Note: everything written here is my opinion alone, not that of the deWeb Team or anyone else.
In light of Elon Musk’s twitter takeover, many users are switching to an alternative platform: Mastodon. This is quite fascinating to see — it looks like people are slowly building up distaste towards the monopoly. Distaste with Web2 platforms always makes me more bullish on BBS.
What is Mastodon?
Mastodon is a distributed social network. Imagine every subreddit was hosted independently on a server. All the servers together are called the fediversre. That’s basically what it is, except the UI is more similar to the twitter model than reddit. Mastodon claims to be decentralised. I don’t buy it. Sure, all the communities are controlled by different servers. But users are still at the whim of whoever controls those servers.
Also — there’s nothing that prevents the majority of servers to be controlled by one party. BBS is very different in this sense — and far more decentralised.
BBS
The core difference between BBS and Mastodon is that BBS uses a public database. This is crucial. BBS uses blockchain technology to create an immutable public database that no one controls. Mastodon makes no use of blockchain technology. It's just a lot of different servers -- but you are at a specific server's whim.
Why can't BBS be centralised?
Mastodon's ideal model is decentralised, but there isn't any incentive structure that prohibits the majority of Mastodon servers to be controlled by one party. This would centralise the Network, as discussed.
BBS is very different. By design, it cannot be controlled by one party. The EOS blockchain records all BBS posts. The only way someone could attack the EOS network in order to centralise BBS content would be to own a majority stake. That would cost over $374,000,000. And even then, the incentive structure works so that if the attacker would simply be honest, they would be rewarded with tokens. It is extremely difficult for someone to centralise the EOS blockchain. And that's the only way you could centralise BBS's public database.
Conclusion
Decentralisation is becoming a buzzword. With respect, the way I see it, Mastodon is yet another project that claims to be decentralised but isn't. Like most social media alternatives, it's also a bit of a political echo chamber -- you could call it the Rumble of the Left (Rumble is a YouTube alternative with many right-wingers).

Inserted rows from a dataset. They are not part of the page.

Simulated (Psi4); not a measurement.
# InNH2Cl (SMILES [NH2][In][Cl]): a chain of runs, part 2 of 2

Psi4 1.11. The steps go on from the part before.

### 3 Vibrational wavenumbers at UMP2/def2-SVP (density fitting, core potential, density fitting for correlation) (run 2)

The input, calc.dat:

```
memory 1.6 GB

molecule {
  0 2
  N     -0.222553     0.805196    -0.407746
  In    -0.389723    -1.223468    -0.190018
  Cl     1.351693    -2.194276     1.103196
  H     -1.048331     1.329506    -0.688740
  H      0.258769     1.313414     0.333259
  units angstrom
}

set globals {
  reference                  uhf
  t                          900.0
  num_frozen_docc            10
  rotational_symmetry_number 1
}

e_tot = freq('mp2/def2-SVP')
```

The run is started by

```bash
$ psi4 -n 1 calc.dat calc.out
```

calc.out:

At the end of the day, whilst it's an improvement on the twitter model, someone else still controls your posts, and can delete them forever. Someone could pretty easily centralise the system by having control over the majority of servers, which might even be the case now. I'd need to look at the data.
Any form of truly de-monopolised social media will have to use blockchains, in my opinion. Indeed, BBS does. You'd have to behave completely irrationally to try and centralise the BBS Network, by attacking the EOS blockchain. And even then, your chances of success are slim.
I think people are looking for alternatives to proprietary social media. The monopoly will not last for ever.
Web3 is coming. And BBS is coming back to the future with it.